German Couple Waits Days To Be Offended By Naked Neighbor Using His Sauna

Butt naked. In Germany of all places. The nerve. Is nothing sacred?

Neighbors

In the latest example of the German habit of seeking legal rulings on the tiniest details of every day life, a man has won a case over the right to walk to the sauna in his garden in the altogether.

The 42-year-old, named only as Robert B under German privacy laws, installed a private sauna in his garden in Dortmund.

In common with most Germans, Robert B liked to take his sauna naked, and didn’t bother covering up on his way to and from the house, despite the fact he could be clearly seen from the next door garden.

His neigbour, named only as Hans L, was sufficiently offended at the sight to seek legal redress, and initially won a court order for Robert B to cover up.

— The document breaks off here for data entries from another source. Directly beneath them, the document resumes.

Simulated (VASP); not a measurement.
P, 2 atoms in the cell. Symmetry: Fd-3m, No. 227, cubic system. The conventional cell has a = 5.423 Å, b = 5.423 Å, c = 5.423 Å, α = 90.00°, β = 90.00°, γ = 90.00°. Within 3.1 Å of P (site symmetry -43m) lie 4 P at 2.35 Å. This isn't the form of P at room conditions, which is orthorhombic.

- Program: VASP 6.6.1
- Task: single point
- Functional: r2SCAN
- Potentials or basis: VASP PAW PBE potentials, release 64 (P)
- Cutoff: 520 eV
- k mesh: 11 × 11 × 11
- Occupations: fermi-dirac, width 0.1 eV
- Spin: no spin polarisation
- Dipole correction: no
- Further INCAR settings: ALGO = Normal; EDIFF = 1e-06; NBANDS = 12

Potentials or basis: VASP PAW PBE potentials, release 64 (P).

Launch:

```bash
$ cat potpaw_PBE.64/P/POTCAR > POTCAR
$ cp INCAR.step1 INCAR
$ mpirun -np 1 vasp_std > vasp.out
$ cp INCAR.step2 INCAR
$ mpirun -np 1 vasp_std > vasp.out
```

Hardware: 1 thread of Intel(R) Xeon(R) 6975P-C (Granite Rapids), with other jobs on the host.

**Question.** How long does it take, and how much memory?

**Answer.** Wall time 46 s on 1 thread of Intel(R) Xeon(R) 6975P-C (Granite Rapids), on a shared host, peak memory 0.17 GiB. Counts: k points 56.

But Robert B appealed against the decision, and this week succeeded in securing his right to parade around his garden in a state of undress.

Die Rechtslage war bisher nicht eindeutig. Infrage kommt § 118 des Ordnungswidrigkeitengesetzes. Darin heißt es: “Ordnungswidrig handelt, wer eine grob ungehörige Handlung vornimmt, die geeignet ist, die Allgemeinheit zu belästigen oder zu gefährden und die öffentliche Ordnung zu beeinträchtigen.”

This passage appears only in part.